When the same cohort was asked to share opinions of technology, the internet and all things digital, nearly a third (31 percent) admitted that they can’t keep up with new technology. This varied surprisingly little by age: Those aged 18–24 were as likely to agree as those aged 35–64 (28 percent and 27 percent, respectively).
What this means for CIOs and digital teams is there is a risk of regarding all online or digitally enabled customers as largely the same. New research shows there are six different “Digital Families,” each with their own preferences when it comes to sharing data, adopting new gadgets and interacting with people and companies. A CIO must be able to understand which type their customers are and tweak their online experiences in order to win and retain their loyalty.
Industry Insight: High Street Banking
CEOs and CIOs at banks have long recognized that moving customers online will enable them to reduce their cost bases; fewer branches will be needed because customers will self-serve via their website or app. The CIOs and their teams have arguably done a decent job at moving their customers online: Internet banking is so well regarded in the UK that nearly one in 10 people surveyed said it was the digital service that has had the biggest impact on their life in the past three years.
Barclays’ consumer banking division understood that many of its customers were in the Analogue Ali family. To help get them online, they set up a program in the UK called Digital Eagles. They give tips about how to set up email, shop online, bank online and be digitally safe while doing so. Other banks and consumer services may also need to think about investing in these types of programs to move customers online and build their brand as consumer champions.
The Digital Families model can identify risks for banks as well as opportunities, such as those mentioned above. For example, if a major bank were to introduce the same geolocation app to all its online customers, the Digital Families model implies they would face a backlash: 19 percent of the population are Anxious Andersons and would find an app that constantly tracks them a creepy invasion of privacy. It may be enough for them to stop using online services or switch banks.
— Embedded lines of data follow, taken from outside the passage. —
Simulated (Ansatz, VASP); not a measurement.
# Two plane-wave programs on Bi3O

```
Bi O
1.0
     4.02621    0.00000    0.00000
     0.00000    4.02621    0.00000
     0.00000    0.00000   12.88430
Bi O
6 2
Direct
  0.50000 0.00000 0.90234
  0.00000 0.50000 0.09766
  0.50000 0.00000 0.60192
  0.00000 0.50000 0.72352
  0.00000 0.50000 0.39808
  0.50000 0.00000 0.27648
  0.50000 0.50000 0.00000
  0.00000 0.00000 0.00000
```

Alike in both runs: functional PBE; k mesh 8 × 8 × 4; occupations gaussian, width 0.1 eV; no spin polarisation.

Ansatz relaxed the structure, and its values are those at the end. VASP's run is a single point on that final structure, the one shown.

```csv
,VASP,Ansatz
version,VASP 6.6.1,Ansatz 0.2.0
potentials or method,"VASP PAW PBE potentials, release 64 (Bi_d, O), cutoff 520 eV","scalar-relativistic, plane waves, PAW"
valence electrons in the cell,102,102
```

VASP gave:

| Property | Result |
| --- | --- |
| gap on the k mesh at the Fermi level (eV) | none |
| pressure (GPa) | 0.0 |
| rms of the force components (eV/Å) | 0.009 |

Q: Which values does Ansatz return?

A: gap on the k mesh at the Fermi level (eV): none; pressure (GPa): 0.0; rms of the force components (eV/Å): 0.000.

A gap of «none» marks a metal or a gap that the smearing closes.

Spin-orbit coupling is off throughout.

In the startup space, many new fintech companies are launching as small online ventures solving one particular issue via an app—such as saving pennies on each debit card transaction or offering cheap foreign exchange rates—with a view to expanding into a full banking service. The risk is that every such startup is serving the same two Digital Families—the Contributing Coles and Online Owens—so when they look to launch a broader range of services, they find their customers already being served by other fintechs.
Such examples make it clear that there are multitudes of ways banks can adapt to better serve their customers via a range of innovative solutions.
Industry Insight: Supermarkets
Supermarkets provide an interesting juxtaposition to the banking case study, because while banks have a cost-saving incentive to move customers online, the most cheap and efficient way for supermarkets to serve their customers is for the customer to come into the store, pick their own products and take them home themselves. Serving a customer online is more expensive for a traditional supermarket due to picking and delivery, and the process often eats into supermarkets’ already wafer-thin profit margins.
Even with about 85 percent of sales being made in-store, supermarkets do still need to compete online. Not doing so means the Online Owens and Contributing Coles will use competitors’ digital shops. It’s important to remember that while customers moving from in-store to online makes them less profitable and should be avoided where possible, what would be worse is losing in-store customers to a competitor’s online shop and missing out on their spending entirely.
To ensure they retain customers, supermarkets must offer a simple and hassle-free experience for all customers, both online and in-store. Technology will assist with this, for example, by having a checkout-free payment option in stores, or better substitutions for online customers.
The temptation for many CIOs and their teams will be to produce digital services and solutions for customers like themselves. A one-size-fits-all digital strategy will never be as successful as one that appreciates and adapts to internet users and technology fans’ differences and nuances.
What’s not needed are six different versions of a website tailored to each of the six Digital Families. What is needed is a new way of thinking about digital customers, an understanding how they make up a business’ target customer base and small innovations that show consideration to their preferences.